Arctic Film Circle
The Arctic Film Circle is initially a cooperation initiative between International Sámi Film Institute based in the Sámi territory in Norway and Nunavut Film Development Corporation based in Nunavut.

The project involves 5 indigenous arctic areas and has 9 participants from these regions: Sápmi, Greenland, Nunavut and Northwest Territories in Canada and Alaska, USA.

The Arctic Film Circle is a unique and special opportunity to unite through Indigenous Peoples common experiences through a common film initiative.

The ultimate goal of the Arctic Film Circle is to create an arctic indigenous network for film workers in order to create synergies for future projects across borders and boundaries. Ultimately the project will benefit all partners and filmmakers involved, including the extended network of these alliances.

This new network initiative is best achieved by creating a common project, a common indigenous story. The idea behind the Arctic Film Circle is to create a common script with the elected filmmakers involved.

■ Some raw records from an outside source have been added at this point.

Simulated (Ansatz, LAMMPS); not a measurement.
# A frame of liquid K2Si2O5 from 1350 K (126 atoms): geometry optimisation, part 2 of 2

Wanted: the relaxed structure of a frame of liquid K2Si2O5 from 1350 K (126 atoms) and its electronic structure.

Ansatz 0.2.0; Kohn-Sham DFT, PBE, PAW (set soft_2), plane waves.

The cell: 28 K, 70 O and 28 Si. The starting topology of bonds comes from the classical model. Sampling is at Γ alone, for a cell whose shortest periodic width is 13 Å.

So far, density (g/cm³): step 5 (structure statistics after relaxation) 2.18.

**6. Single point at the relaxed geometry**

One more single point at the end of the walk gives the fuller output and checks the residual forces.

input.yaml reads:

The short fiction story will be a story that could have happened in any arctic indigenous community. The common story is universal and simultaneously it highlights the common experiences that Indigenous People have undertaken.

Common experiences has always been one of the mantras in the Indigenous Peoples networking, and one of the reasons indigenous peoples have managed to achieve the level of success at an international level, as they have united because of these common experiences.

Our initiative will be unique in its approach as it seeks to visualize and artistically reflect this common vision that indigenous Peoples share worldwide.

The filmmakers have undergone an application and selection process in order to to be a part of the Arctic Film Circle. This selection process has created a dynamic and interesting mix of arctic indigenous filmmakers, representing a vast area of the circumpolar north.

After the first step of the Arctic Film Circle and the workshop in Toronto, Canada at the ImagineNative film festival – one of the world’s biggest indigenous film festivals – the work towards a final script is secured. The final deadline for an approved script is January 15th 2016.
The following step is to produce five films based on the very script developed by the participants of the Arctic Film Circle and simultaneously raise the competence level and create important network initiatives.

The participants themselves are the ones who are going to make the films and increase their competence as well as extend their network, in addition to all the partners involved in the project.

With this background we intend to create a new collaboration film lab project, similar to the success of the short fiction compilation of “Seven Sámi Stories”.

“7SS” was initiated by ISFI and its aim was to unite Sami filmmakers and to increase their level of competence in a common low-key project. The final goal was a compilation of films gathered in one common program named “7SS”

“Seven Sámi Stories” have so far been screened in more than 14 countries worldwide, and has been extremely valuable in its competence enhancing skills at many levels.

Arctic Film Circle is thus based on a similar model, only at an arctic indigenous level, and has a networking module added to the project.

In addition the AFC seeks to create five shorts with an identical story and to visualize this story in various indigenous communities, thus ending up with five different films, but with the same story with each region interpreting the story in their own language and within their own cultural norms and story framework.

Thus the Arctic Film Circle intends to produce five films and ultimately launch a common film program that assembles these films.

The idea to create 5 different films based on the same story is also a unique experiment in the cinema community. The fact that a project at this level also can be innovative at a cinematic level is extremely exciting and adds a huge potential to the project. It will be very exciting to see what cinematic competence can be achieved with such a unique approach at a cinematic level.

The final goal is to screen the film compilation at the Berlinale 2017 that has a focus on Indigenous films from the arctic regions.